The Bee urges SCOTUS for satire protections: ‘Scary society if you can’t make fun of the government’

According to the wildly popular satirical site, The Babylon Bee, if you can’t make fun of the government and its officials, there’s no point in having a First Amendment.

Speaking to Fox News Digital, Babylon Bee editor-in-chief Kyle Mann said, “That’s a scary society if you can’t make fun of the government.”

The biting Babylon was famously tossed off Twitter, a move that many believe inspired Elon Musk to buy the social media platform.

But the Bee is willing to fight for the right to giggle.

Recently, the outlet, joined by fellow funny favorite, The Onion, filed an amicus brief to the Supreme Court, urging the justices to hear the case of Anthony Novak, who, in 2016, created a Facebook page that mocked his Parma, Ohio, police department.

Citing Ohio law that prevents the use of a computer to “disrupt” or “interrupt” police functions, Novak was arrested for his six posts and was jailed and prosecuted.

“Novak was acquitted and he eventually sued for the violation of his First and Fourth Amendment rights,” Fox News Digital reports, “but the Sixth Circuit found that there was probable cause to believe Novak’s protected speech was criminal and the officers were entitled to qualified immunity.”
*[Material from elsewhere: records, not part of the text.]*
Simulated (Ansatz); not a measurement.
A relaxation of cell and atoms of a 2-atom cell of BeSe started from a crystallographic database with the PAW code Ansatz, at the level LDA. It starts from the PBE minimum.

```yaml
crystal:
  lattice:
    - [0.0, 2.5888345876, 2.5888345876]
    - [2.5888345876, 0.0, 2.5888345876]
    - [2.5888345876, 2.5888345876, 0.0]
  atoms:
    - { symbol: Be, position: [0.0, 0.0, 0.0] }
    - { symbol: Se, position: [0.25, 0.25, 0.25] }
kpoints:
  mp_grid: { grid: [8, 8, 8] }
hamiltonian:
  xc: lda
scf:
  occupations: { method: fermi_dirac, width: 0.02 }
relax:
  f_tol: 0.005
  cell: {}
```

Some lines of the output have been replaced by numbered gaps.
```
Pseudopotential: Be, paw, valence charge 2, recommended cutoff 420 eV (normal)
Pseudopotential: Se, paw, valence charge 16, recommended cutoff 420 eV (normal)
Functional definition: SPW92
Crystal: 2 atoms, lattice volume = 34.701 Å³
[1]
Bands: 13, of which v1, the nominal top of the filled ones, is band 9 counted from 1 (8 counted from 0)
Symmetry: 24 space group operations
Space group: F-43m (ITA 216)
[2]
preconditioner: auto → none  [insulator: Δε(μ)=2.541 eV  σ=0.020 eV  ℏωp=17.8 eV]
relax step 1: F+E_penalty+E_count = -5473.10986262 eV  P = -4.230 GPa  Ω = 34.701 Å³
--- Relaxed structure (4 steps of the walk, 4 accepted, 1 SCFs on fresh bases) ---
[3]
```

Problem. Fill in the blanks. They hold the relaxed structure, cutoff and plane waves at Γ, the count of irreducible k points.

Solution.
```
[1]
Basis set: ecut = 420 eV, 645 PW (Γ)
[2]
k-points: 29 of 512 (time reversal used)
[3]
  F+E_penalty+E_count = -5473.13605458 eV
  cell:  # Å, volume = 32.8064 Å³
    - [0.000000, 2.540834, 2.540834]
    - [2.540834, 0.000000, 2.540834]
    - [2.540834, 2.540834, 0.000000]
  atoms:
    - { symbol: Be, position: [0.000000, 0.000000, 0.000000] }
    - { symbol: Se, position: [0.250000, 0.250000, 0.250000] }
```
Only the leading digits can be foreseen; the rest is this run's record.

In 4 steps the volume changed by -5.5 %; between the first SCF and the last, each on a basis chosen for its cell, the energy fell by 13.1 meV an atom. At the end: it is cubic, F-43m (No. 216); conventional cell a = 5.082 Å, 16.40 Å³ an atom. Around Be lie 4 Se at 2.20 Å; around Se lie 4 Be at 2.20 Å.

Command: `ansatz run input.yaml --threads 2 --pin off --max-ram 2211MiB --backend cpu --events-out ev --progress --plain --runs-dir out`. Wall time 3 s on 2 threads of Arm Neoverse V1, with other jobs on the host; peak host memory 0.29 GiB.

According to Mann, The Babylon Bee and The Onion, known for more left-leaning laughs, want the Supreme Court to protect private citizens who dip their toes in the parody pool.

“What we’re trying to do is get this heard by the Supreme Court so that a private citizen who is doing a parody of, you know, whoever it is, especially government entities and police and those in authority aren’t in danger… those people wouldn’t be in danger of being arrested for that,” Mann said.

(Image: Fox News screenshot)

While the Ohio police argued that Novak caused so much confusion in the community, his page warranted an emergency shutdown. Mann believes the department just didn’t get the joke — and their lack of a sense of humor shouldn’t trump the First Amendment.

“I think it was probably fairly obvious that it was a parody page from some of the stuff that he posted,” Mann said. “But at the same time… whether a parody is distinguishable from reality or not should not be a factor in whether or not it’s protected by the First Amendment.”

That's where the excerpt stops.